Coal India’s chairman Sanoj Kr Jha, is signaling a change in energy strategy, saying that state miners must adapt to remain relevant as India’s power system evolves. He framed the pivot around business model renewal, operational modernisation, and technology adoption.
The message was delivered at the company’s 50th anniversary event in Kolkata, and reported across domestic wires. Jha has also served as an Additional Secretary in India’s Ministry of Coal, which gives the signal bureaucratic weight. He has tied the company’s future to delivery against a shifting national energy landscape that is still coal heavy but increasingly diversified.
Strategy Focus Shifts To Diversification
Coal India’s diversification agenda has moved from aspiration to tenders. In September, the company sought bids for 5 gigawatts of renewable capacity, adding 3 gigawatts of solar and 2 gigawatts of wind to its pipeline, a scale that would reshape its non‑coal footprint if built on time and on budget.
The chairman also flagged plans to lift underground mining, a higher capex but lower footprint method, and to expand technology use across pits and plants. “The world is not the same as it was 50 years ago,” Sanoj Kr Jha said. For global equipment vendors and EPC contractors, the signal is clear, Coal India intends to buy modern kit that can lift productivity and shrink emissions intensity.
Logistics Modernisation Underpins Delivery
Modernising evacuation is the hinge that connects mine plans to market reality. India’s First Mile Connectivity program is replacing truck‑based pithead haulage with conveyors, rapid loading systems, and integrated handling plants, an approach the ministry describes as reducing pollution and cutting bottlenecks.
Recent parliamentary disclosures point to 102 such projects targeted by fiscal 2030, up from 44 operational assets, which elevates rail connectivity and mechanised loading as near‑term delivery risks and opportunities for Coal India and peers.

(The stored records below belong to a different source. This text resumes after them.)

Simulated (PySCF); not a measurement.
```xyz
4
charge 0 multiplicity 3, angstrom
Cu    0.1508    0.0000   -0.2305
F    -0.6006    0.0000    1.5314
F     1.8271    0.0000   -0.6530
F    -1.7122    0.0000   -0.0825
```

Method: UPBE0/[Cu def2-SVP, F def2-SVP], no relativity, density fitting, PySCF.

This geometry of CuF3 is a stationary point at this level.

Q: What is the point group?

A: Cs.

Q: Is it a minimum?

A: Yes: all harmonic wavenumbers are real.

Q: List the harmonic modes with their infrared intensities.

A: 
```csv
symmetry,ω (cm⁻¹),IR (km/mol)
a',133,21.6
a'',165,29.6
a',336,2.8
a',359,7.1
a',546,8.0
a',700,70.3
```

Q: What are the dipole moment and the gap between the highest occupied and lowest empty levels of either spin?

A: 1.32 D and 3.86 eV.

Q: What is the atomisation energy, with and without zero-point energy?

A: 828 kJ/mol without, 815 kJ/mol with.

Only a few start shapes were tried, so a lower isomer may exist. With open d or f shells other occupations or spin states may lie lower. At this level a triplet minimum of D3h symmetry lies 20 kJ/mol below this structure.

They are also rolling out integrated command and control systems, aligning fleet, safety, and production data to compress cycle times. If execution holds, these logistics upgrades should translate into lower unit costs and more predictable dispatch.
Coal Output Targets Temper The Shift
Even as renewables scale, coal remains system critical in India’s demand growth window. Government targets set fiscal 2026 coal production at 1.15 billion tonnes, reinforcing the near‑term role of domestic supply in balancing the grid, with the target reported five months ago in The Economic Times.
India also reached 50 percent of installed capacity from non‑fossil sources in July 2025, yet policymakers still plan to expand coal‑fired capacity by about 80 gigawatts by 2032, a dual track.
That context explains the chairman’s emphasis on both diversification and efficiency. “We have to change our entire system,” Jha added. The takeaway is pragmatic: capital will chase projects that de‑risk coal logistics while building bankable renewable capacity.